Sunday 21 January 2018

Henry Shefflin: Great players will always find a way to beat whatever system is in place

From more leaders in Tipp and Galway to a different view of Kilkenny, here’s my wish list for the summer

Even the best players like Cork's Séamus Harnedy, pictured here being tackled by Clare full-back Cian Dillon in last year's championship, will find it hard to break through massed defences (SPORTSFILE)
Even the best players like Cork's Séamus Harnedy, pictured here being tackled by Clare full-back Cian Dillon in last year's championship, will find it hard to break through massed defences (SPORTSFILE)

Henry Shefflin

As I watched Tony Kelly land a free struck off his left on one side of the field in Thurles last Sunday and then, some 30 seconds later, drift over to the other sideline and land such a dramatic winner off his right, it reinforced my sense that the great players will always find a way to beat whatever system is in place.
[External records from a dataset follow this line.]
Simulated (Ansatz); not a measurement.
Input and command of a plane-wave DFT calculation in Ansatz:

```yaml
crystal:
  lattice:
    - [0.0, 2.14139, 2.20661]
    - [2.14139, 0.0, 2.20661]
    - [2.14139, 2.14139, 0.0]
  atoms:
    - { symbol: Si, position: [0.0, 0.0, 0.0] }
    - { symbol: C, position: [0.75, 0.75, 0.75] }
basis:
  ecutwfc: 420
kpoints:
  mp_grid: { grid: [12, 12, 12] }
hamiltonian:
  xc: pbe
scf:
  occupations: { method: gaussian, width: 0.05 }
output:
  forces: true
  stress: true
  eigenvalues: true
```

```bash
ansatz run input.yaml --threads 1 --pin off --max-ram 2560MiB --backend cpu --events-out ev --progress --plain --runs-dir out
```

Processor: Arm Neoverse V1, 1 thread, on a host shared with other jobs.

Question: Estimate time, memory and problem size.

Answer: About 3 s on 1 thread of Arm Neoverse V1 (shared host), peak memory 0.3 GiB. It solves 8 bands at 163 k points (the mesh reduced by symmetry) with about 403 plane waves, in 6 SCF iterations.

Whether it's TJ Reid, Richie Hogan, Seamus Callanan, Joe Canning or Seamus Harnedy, they will always be able to do that something special to change a game.

We may see more sweepers and heavier defensive traffic as the summer develops but, as last Sunday proved, this style will never completely take hurling hostage.

I'm looking forward to the magic of Reid, Kelly, Hogan and the rest negotiating the maze with their stealth and skill.

Stronger leadership in Tipperary and Galway

We can talk about systems and sweepers but, ultimately, what matters most is the players who can stand up and deliver. I'm thinking about how Paul Murphy and Eoin Larkin grabbed the second half of last year's All-Ireland final and forced their will on it.

That's what matters most, that's what Galway just didn't have in that same second half.

That's what, I feel, Tipperary and Galway need most when they're on a downward slope. I believe they have great hurlers and some strong characters. But not enough, not what's needed to get them consistently over the line. More need to develop.

Galway really need to stand up after dispensing with Anthony Cunningham last year. They haven't had a good league and they know they'll be under pressure for it.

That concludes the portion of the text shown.